Sheaf-Theoretic Planning: A Categorical Foundation for Resilient Multi-Agent Autonomous Systems
For researchers in multi-agent systems and autonomous robotics, this work proposes a new paradigm to address the closed-world assumption and belief-reality divergence, but the abstract lacks concrete results or comparisons.
The paper introduces Sheaf-Theoretic Planning (STP) as a new foundation for multi-agent coordination that overcomes limitations of classical logical models in handling stochastic and adversarial environments. It claims STP provides a transformative alternative grounded in topos theory and sheaf semantics, enabling resilient autonomous systems.

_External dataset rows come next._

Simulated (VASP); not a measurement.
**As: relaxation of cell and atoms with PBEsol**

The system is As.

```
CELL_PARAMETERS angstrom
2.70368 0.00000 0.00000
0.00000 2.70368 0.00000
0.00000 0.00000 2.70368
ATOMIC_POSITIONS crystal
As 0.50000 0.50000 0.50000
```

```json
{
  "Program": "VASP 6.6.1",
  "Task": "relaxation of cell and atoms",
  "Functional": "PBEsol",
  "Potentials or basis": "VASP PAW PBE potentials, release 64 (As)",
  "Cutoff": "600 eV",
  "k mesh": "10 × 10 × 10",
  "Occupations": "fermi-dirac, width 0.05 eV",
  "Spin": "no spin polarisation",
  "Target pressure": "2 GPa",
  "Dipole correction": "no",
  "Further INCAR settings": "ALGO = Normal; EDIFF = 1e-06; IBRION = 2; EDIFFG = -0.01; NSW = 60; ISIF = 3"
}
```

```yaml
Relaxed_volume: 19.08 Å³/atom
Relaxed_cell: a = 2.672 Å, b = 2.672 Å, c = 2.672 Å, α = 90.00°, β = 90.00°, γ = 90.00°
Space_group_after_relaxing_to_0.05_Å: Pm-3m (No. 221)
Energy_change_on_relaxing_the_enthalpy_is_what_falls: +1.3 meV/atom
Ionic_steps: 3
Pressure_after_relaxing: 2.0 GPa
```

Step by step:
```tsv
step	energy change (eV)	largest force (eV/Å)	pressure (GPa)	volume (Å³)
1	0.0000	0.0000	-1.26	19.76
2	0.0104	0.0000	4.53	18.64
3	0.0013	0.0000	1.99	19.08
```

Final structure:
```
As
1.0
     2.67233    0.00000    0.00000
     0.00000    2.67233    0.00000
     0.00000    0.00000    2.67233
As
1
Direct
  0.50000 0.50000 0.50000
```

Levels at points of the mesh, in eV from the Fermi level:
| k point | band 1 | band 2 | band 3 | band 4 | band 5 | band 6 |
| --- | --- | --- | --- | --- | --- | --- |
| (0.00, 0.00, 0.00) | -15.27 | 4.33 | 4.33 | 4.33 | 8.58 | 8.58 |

The challenge of engineering autonomous agents capable of navigating the stochastic and adversarial nature of the physical world has historically resided at the intersection of symbolic logic and control theory. Traditional multi-agent system (MAS) frameworks have relied heavily on monolithic logical models -- primarily variations of the event calculus and situation calculus -- to represent action, change, and temporal persistence. While these classical systems provide robust solutions to the frame problem through mechanisms like circumscription and successor state axioms, they are inherently limited by a closed-world assumption that fails in the face of unobserved agent interventions, plan interruptions, and divergent belief-reality states. The paradigm of Sheaf-Theoretic Planning (STP) emerges as a transformative alternative, grounding the problem of multi-agent coordination under the mathematical structures of topos theory and sheaf semantics. This report provides an exhaustive analysis, justification, and extension of the STP framework, exploring its categorical foundations, implementation feasibility, and role in the future of resilient autonomous systems.